By JIM CLARKSON || South Carolina’s state-owed Santee Cooper power company is another failed experiment in government-run enterprise. Santee Cooper is actually governed by a small clique of powerful legislators whose ambitions to create a major regional seller of electricity led to the now well-known nuclear plant building debacle.
This time of crisis provides an opportunity to implement reforms that can benefit the South Carolina economy. In summary, sell the 35,000 to 40,000 acres of Santee Cooper-owned land that is not related to utility operations to pay down the debt. Separate the generating assets into an independent power producer with an initial public stock offering to gain equity investment in a company that is regulated by competition rather than the S.C. Public Service Commission (SCPSC). Equity in the new company can also be gained by allowing current bonds to be converted to stock. The high voltage transmission system should be owned separately by users of the system creating a free market region that other sellers of power can join. Customers would be able to choose their power supplier through competition. The direct served customers of Santee Cooper would be formed into another electricity distributing entity. Exclusive franchise territories would be eliminated. The reforms mentioned here have precedents historically in other parts of the country.
Georgia’s Integrated Transmission System (“ITS”) and Competition
While the concepts of privatizing and not being regulated by a state agency are familiar in the energy business the idea of a shared transmission system is not a common feature of the utility business. However, there are examples that closely resemble what is proposed here. Right now, there are states that require mandatory carriage by electric utilities whereby a customer can choose from a variety of power suppliers who deliver power to the local power distributor. This is not the arrangement in Georgia. The owner-users of the transmission system can compete for certain customers in certain circumstances. These relations were developed voluntarily by the parties.
In the early 1970s Georgia Power was near bankruptcy due to massive cost overruns in the construction of two nuclear reactors. At that time only assets that were “used and useful” could gain regulatory approval for recovery and rate of return from the Georgia Public Service Commission (GPSC). Desperate for money, Georgia Power sold parts of power plants to consortiums of municipal and cooperative power distributors. These distributors demanded the right to use the transmission system, then mostly owned by Georgia Power, to deliver the power to their systems. Also, the parties clarified how they would compete for new customers. The agreement between the parties was ratified by the General Assembly becoming the Territorial Law.
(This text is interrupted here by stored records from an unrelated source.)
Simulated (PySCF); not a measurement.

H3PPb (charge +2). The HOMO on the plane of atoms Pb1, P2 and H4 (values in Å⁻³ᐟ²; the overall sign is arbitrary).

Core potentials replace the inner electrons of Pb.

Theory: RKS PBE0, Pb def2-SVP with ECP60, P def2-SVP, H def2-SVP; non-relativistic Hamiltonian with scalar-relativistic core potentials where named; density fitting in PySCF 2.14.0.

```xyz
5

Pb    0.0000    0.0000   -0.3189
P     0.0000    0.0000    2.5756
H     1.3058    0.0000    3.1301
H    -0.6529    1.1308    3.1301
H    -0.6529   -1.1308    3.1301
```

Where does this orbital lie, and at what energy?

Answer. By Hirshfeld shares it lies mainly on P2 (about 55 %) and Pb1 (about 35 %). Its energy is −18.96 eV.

There are now 49 cities with power systems that make up the Municipal Electric Authority of Georgia which represents the group in the management of the ITS. The counter party for 39 of the Electric Membership Corporations (“EMCs”) is Georgia Transmission System. Other parties are the City of Dalton and Georgia Power.
All these entities can compete for large customers all over the state. A small EMC in South Georgia can bid to provide service to a new industrial or commercial facility being built in North Georgia. The rivalry for new customers is intense. The competing utilities go all out to accommodate potential customers with lower rates and other amenities.
The Georgia system can be improved by removing the size requirement for customer choice.
Further, the choice of the serving utility should not be a one-time decision; and the customer should be able to switch to another utility at will within in contractual agreements. The Georgia model was developed with a minimum of political direction and is mostly a product of voluntary arrangements. While not perfect, the model gives us a guide for the reform necessary for implementing the South Carolina competitive system.
Jim Clarkson is president of Resource Supply Management, an energy services company offering energy procurement and energy management services to commercial and industrial energy users. A 1968 graduate of Clemson, Clarkson has experience in the energy business as a utility engineer, an energy manager for a manufacturing company and as an energy marketer. Clarkson is on a Department of Energy advisory board for state energy efficiency and renewable programs. He is a director of the Institute for Energy Research and holds a patent in energy technology. Clarkson is a Marine, a professional engineer and has an MBA.